Error loading saved model with custom loss function

polakowo · February 8, 2019, 11:09pm

My model has a custom loss function as nn.Module subclass. When running learn.export() I first get the warning

/opt/anaconda3/lib/python3.7/site-packages/torch/serialization.py:250: UserWarning: Couldn’t retrieve source code for container of type FocalLoss. It won’t be checked for correctness upon loading.
"type " + obj.name + ". It won’t be checked "

then when invoking load_learner I get

AttributeError: Can’t get attribute ‘FocalLoss’ on <module ‘main’ from ‘app/server.py’>

Apart from redefining all the custom methods and classes on the production server, any thoughts on how to save and load everything with one action?

sgugger · February 9, 2019, 1:53pm

Normally it should work if your redefine your custom methods and classes (note that it want’s to find it in main). My advice would be to package everything you need in a module.py file you will have in the working directory, that way pickle will know how to handle it better.

polakowo · February 9, 2019, 2:06pm

Thanks, @sgugger. I first tried to define some dummy classes in the main module and failed, but then I moved them into a separate module and made an explicit import and it worked.

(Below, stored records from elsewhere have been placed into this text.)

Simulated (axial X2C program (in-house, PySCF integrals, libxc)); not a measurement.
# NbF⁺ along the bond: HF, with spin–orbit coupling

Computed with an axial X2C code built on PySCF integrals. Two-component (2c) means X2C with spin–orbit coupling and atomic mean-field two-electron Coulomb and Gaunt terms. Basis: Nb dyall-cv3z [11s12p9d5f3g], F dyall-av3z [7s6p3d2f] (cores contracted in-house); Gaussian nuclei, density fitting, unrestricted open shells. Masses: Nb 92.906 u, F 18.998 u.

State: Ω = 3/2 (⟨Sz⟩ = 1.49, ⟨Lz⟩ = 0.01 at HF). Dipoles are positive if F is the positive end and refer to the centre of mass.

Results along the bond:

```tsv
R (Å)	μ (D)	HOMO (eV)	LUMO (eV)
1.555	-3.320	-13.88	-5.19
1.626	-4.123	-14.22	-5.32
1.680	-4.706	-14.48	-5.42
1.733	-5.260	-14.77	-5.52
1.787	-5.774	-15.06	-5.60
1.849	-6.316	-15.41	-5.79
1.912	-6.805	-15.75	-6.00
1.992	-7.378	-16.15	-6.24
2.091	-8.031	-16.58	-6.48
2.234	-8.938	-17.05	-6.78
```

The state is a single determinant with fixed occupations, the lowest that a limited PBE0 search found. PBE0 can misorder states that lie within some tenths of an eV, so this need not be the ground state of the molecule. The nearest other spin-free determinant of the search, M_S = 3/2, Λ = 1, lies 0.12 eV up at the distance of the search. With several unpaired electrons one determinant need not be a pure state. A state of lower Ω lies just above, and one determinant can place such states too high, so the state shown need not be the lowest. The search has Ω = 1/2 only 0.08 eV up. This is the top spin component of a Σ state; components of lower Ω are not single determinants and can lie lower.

ecatkins · November 12, 2019, 11:17am

@sgugger a follow up inquiry to this.

I found that if I define my custom functions and load my learner in one script (script2.py), I can’t import and run it another (script1.py) i.e. I get this error running script1.py

AttributeError: Can't get attribute 'custom_loss' on <module '__main__' from 'script1.py'>

The workaround I have been using for this is to always load the learner in the main script I am running. However I am trying to do something with fastai and celery, and it seems the way celery works that isn’t possible.

Am I missing something here as to defining my custom functions? What is the reason the loader needs to learned in the main script, and is there a work around?

sgugger · November 12, 2019, 2:40pm

You should define all your custom layers/loss functions in a separate module that you import. That way you can load your learner easily.

ecatkins · November 13, 2019, 2:29am

@sgugger Yes, I’ve found organizing it that way helps. But I still need to run load_learner in the __main__ script, is that correct? Or am I going crazy? haha

I have found a work around for my celery scheduler which involves redefining the Unpickler in the pickle module and then passing it to torch.load in a custom load_learner. This is obviously a lot of overhead if I am missing something simple.

kanz.2890 · May 12, 2020, 10:30pm

@ecatkins Were you able to find a solution for this?? I am getting the same error when I run with Celery worker.

“AttributeError: Can’t get attribute ‘FastAiRobertaTokenizer’ on <module ‘celery.bin.celery’ from ‘/usr/local/lib/python3.7/site-packages/celery/bin/celery.py’>”

I was wondering where should I define the class or import it?

ecatkins · September 17, 2020, 7:30pm

@kanz.2890

I used the following to redefine pickle module that gets passed to load_learner

import imp, sys
pickle2 = imp.load_module('pickle2', *imp.find_module('pickle'))

class CustomUnpickler(pickle2.Unpickler):

    def find_class(self, module, name):
        try:
            return super().find_class(__name__, name)
        except AttributeError:
            return super().find_class(module, name)


def load_learner(fname, cpu=True):
    "Load a `Learner` object in `fname`, optionally putting it on the `cpu`"
    distrib_barrier()
    pickle2.Unpickler = CustomUnpickler
    res = torch.load(fname, map_location='cpu' if cpu else None, pickle_module=pickle2)
    if hasattr(res, 'to_fp32'): res = res.to_fp32()
    if cpu: res.dls.cpu()
    return res

kanz.2890 · December 22, 2020, 9:10pm

Seems like imp is being deprecated and we are asked to use importlib. Is there anyway that we can translate the same to use importlib?

ilovescience · December 23, 2020, 10:57pm

have you tried just replacing import imp with import importlib?

kanz.2890 · December 26, 2020, 1:25am

We cannot do that since importlib doesn’t have the load_module attribute.

ilovescience · December 26, 2020, 10:21pm

Checking the documentation, apparently exec_module is the new function to use? Have you looked into this?

kanz.2890 · December 29, 2020, 10:22pm

I tried that but somehow I can’t get it to work. So I came up with this instead, but this doesn’t work either -

pickle2 = importlib.import_module(‘pickle2’, *importlib.util.find_spec(‘pickle’))

class CustomUnpickler(pickle2.Unpickler):

def find_class(self, module, name):
    try:
        return super().find_class(__name__, name)
    except AttributeError:
        return super().find_class(module, name)

def load_learner(fname, cpu=True):
    distrib_barrier()
    pickle2.Unpickler = CustomUnpickler
    pickle2 = importlib.import_module('pickle2', *importlib.util.find_spec('pickle'))
    res = torch.load(fname, map_location='cpu', pickle_module=pickle2)
    return res

Could you please help me with this?